Nearly two years after the much-hyped demonetisation on November 8, 2016, for flushing out black money, exactly 99.3 per cent of the banned currency is back with the Reserve Bank of India, according to the central bank’s annual report for 2017-18.
According to economists, a grace of up to 10 per cent can be given, though it is a mere 0.8 per cent in this case, posing questions on whether there were any benefits from the demonetsation move. Incidentally, after all the hype that was created after the move was initiated, there is grim silence now.
“The total value of Specified Bank Notes (SBN) in circulation as on November 8, 2016, post verification and reconciliation, was Rs 15,417.93 billion (Rs 15.44 lakh crore). The total value of SBNs returned from circulation is Rs 15,310.73 billion (Rs 15.31 lakh crore),” the report said.
The processing of SBNs had since been completed at all RBI centres and was “verified, counted and processed in the sophisticated high-speed CVPS for accuracy and genuineness and shredded and briquetted in the shredding and briquetting system”, it added.

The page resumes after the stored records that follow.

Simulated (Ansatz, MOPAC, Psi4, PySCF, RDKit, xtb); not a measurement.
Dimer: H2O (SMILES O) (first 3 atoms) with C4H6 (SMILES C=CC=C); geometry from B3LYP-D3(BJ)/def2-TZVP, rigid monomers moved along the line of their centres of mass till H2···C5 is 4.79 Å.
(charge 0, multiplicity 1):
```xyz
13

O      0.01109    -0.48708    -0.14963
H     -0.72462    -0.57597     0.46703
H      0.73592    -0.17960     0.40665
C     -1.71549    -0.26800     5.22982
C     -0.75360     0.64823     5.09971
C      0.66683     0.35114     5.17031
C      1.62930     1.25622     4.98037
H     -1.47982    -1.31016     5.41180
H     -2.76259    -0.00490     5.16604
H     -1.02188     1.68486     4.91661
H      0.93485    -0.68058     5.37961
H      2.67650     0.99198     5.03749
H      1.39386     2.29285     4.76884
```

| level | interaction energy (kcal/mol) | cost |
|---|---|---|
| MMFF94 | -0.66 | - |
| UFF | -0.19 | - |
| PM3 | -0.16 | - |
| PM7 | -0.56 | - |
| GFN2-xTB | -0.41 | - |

The report admits that the impact of demonetisation had plunged reserve money growth into contraction till November 10, 2017. Between November 9, 2016 – the effective date of demonetisation – and December 31, 2016, the Reserve Bank pumped in 23.8 billion pieces of banknotes into circulation aggregating Rs 5,540 billion in value.
The value of banknotes in circulation increased by 37.7 per cent over the year to Rs 18,037 billion (Rs 18.03 lakh crore) as at end-March 2018. The volume of banknotes increased by 2.1 per cent.
In value terms, the share of Rs 500 and Rs 2,000 banknotes, which had together accounted for 72.7 per cent of the total value of banknotes in circulation at March-end 2017, increased to 80.2 per cent as at March-end 2018.
The share of newly introduced Rs 200 banknotes in the total value of banknotes in circulation was 2.1 per cent at the end of March 2018.
In comparison to the previous year, there was an increase of 35 per cent in counterfeit notes in the denomination of Rs 100, while there was a noticeable increase of 154.3 per cent in counterfeit notes in the Rs 50 denomination.
In new series of banknotes in the denominations of Rs 500 and Rs 2,000, counterfeit notes detected in 2017-18 were 9,892 and 17,929 as against 199 and 638, respectively, during the previous year, the report adds.